Bon "is the curious one to me," says Mr. Compson, explaining that Bon, wealthy, worldy, and many years older than Henry, came to the provincial University of Mississippi and the "isolated puritan country household" of the Sutpens and, without even trying, "seduced the country brother and sister." Henry met Bon at school and, along with the rest of the student body, completely idolized him. Henry imitated Bon's dress and manner. When he brought him home for Christmas, both Ellen and Judith were entranced. Strangely, though, Bon, owner of a "fatalistic and impenetrable impertubability," did not do the entrancing. As Mr. Compson explains it, it was Henry.

"It must have been Henry who seduced Judith," Mr. Compson explains--Henry who seduced Judith into falling in love with an image of Bon, the image that Henry himself would have liked to be.

But then the mysterious explosion between Henry and Sutpen breaks out, and Henry repudiates his birthright and leaves behind everything he knows to leave with Bon for New Orleans. Mr. Compson says the fight between Henry and Sutpen had to do with Bon's mistress, whom Sutpen had discovered in New Orleans--an "octoroon" (a woman who is 1/8 or less black) who has had a son by Bon. Mr. Compson imagines the confrontation between Henry and Sutpen in the library at Sutpen's Hundred, the confrontation wherein Mr. Sutpen tells Henry he must stop Bon from marrying Judith, because Bon has a black wife and a black baby in New Orleans. Henry sides with Bon, leaves Sutpen's Hundred, and travels to New Orleans with Bon, to meet Bon's other woman. Mr. Compson vividly recreates the scene of their departure, boat ride to New Orleans, and Henry's induction into the voluptuous world of French New Orleans.

In Mr. Compson's rendering, Bon introduces Henry to his black wife--not black at all but "with a face like a tragic magnolia"--and his son, "sleeping in silk and lace." It turns out that the mistress is not a mistress at all but a special kind of helpmate, one whom has been trained and prepared all her life to be the property and pleasure of a white man. She represents part of the world of New Orleans that Henry has never heard of--a world wherein particular women of mixed-blood can gain ease and comfort through a lifetime relationship with a rich white man, to be cemented by a ceremony that Sutpen calls marriage but Bon calls "a shibboleth meaningless as a child's game." But Henry remains conflicted and confused, pulled apart by his loyalty to his values and to his friend. For four years, Mr. Compson explains, Henry waited for Bon to renounce the woman.

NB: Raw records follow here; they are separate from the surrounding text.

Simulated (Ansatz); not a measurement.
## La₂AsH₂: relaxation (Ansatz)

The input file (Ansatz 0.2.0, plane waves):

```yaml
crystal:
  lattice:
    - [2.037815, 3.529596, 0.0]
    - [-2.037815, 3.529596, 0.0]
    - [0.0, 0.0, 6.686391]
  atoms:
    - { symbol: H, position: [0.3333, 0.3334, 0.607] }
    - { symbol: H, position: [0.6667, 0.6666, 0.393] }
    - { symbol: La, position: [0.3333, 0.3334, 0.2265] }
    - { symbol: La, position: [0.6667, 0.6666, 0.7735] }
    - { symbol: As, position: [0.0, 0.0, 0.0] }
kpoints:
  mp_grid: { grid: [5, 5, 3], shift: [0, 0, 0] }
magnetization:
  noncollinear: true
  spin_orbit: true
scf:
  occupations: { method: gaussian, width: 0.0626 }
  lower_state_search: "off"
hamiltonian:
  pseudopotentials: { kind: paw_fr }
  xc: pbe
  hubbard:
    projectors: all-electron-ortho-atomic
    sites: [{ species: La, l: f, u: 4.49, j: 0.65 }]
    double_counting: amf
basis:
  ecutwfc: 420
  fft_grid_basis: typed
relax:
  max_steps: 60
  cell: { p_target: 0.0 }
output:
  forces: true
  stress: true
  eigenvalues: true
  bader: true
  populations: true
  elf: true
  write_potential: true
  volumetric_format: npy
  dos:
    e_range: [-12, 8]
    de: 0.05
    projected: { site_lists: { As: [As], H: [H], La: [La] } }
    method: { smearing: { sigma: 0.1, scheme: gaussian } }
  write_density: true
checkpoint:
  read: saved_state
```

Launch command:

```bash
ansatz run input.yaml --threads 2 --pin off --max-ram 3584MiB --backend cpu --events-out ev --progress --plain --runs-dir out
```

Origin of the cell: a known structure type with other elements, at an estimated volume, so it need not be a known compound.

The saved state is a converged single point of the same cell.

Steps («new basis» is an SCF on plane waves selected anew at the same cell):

That four years covered the Civil War. In the spring Henry and Bon enlisted in the company organizing at the University and rode off to battle. Bon was almost immediately promoted to be a lieutenant, probably against his wishes--"orphaned once more by the very situation to which and by which he was doomed." While the war was fought Henry refused to let Bon write to Judith; for four years Judith received no word about Bon save that he was alive. Meanwhile, the South is in ruins, and Judith, Clytie and Ellen (until she dies in 1863) are scrambling (along with the rest of the town and the rest of the South) to eat. Judith and Clytie have a little garden that feeds them. They also get occasional sustenance from Wash Jones, a squatter who lives on Sutpen's land along with his daughter and granddaughter.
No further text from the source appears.